What would you give up for a lightsaber?

My best friend is in town and we hung out like we usually do.  A side note to understand our relationship a bit better… He’s the typical guy. I’m the atypical guy. As weird as it is, being such different people has probably helped us become very good friends.

Anyways, we decided to go stuff ourselves at “The Hog Shack” since it was my cheat meal day. It’s a newer BBQ place located in Steveston Village (Richmond) and I would compare it to “Memphis Blues” (though I’ve never been there). After devouring two plates and 4 sides, I dropped him back home and hung out for a bit. I was so full that I ended up lying down on the floor in his room. He had to leave soon to pick up his girlfriend so we were just killing time. He started cleaning his room and began asking me hypothetical questions (He loves his hypothetical questions).

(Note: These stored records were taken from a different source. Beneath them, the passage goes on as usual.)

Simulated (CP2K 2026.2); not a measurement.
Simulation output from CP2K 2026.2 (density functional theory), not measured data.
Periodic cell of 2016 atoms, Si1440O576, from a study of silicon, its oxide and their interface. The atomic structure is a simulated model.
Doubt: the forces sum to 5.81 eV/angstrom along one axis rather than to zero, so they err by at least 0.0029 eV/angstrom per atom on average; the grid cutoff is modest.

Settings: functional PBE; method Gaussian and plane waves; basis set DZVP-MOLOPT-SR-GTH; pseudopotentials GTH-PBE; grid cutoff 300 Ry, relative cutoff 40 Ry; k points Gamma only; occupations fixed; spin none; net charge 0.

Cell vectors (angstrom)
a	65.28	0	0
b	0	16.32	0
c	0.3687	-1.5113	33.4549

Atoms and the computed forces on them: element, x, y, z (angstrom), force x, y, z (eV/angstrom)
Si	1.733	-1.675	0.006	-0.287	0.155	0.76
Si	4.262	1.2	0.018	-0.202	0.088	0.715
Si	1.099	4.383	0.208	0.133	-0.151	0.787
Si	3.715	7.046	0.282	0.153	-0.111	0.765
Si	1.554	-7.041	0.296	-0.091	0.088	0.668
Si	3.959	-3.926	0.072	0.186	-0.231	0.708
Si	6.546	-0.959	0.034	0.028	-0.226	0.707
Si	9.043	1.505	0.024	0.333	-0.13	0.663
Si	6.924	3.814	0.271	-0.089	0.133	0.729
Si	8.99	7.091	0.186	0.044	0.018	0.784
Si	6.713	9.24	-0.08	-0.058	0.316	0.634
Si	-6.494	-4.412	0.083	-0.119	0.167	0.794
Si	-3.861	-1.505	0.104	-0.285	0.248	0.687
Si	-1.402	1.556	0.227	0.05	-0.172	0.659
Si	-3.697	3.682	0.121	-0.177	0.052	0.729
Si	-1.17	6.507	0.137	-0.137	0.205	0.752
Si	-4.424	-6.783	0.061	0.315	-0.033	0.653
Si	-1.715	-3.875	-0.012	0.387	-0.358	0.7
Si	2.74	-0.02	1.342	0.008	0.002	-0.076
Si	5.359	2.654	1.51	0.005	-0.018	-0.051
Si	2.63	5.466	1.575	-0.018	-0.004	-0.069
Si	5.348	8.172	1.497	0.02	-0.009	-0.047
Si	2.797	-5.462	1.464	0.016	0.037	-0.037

Now, one of my girl friends always asks me what guys talk about. The following is an example of the type of conversation that seemingly occurs with guys. That being said, a disclaimer should be that this may or may not be typical guy talk.

Now, I’m a big Star Wars fan, so my friend decides to run with it.

“What if I gave you a real lightsaber?” He asks.

Credit: Star Wars (c) and Lucasfilm Ltd.
Yeah that’s right. You COULD make one with this carefully labelled diagram

“Hmmm?” My interest is peaked.

“If I could get you a real lightsaber, would you… give up… a testicle?” (Yes this is a real conversation and possibly TMI)

In my head, I’m thinking… “Well one isn’t so bad. I can still function right? So HELL YES”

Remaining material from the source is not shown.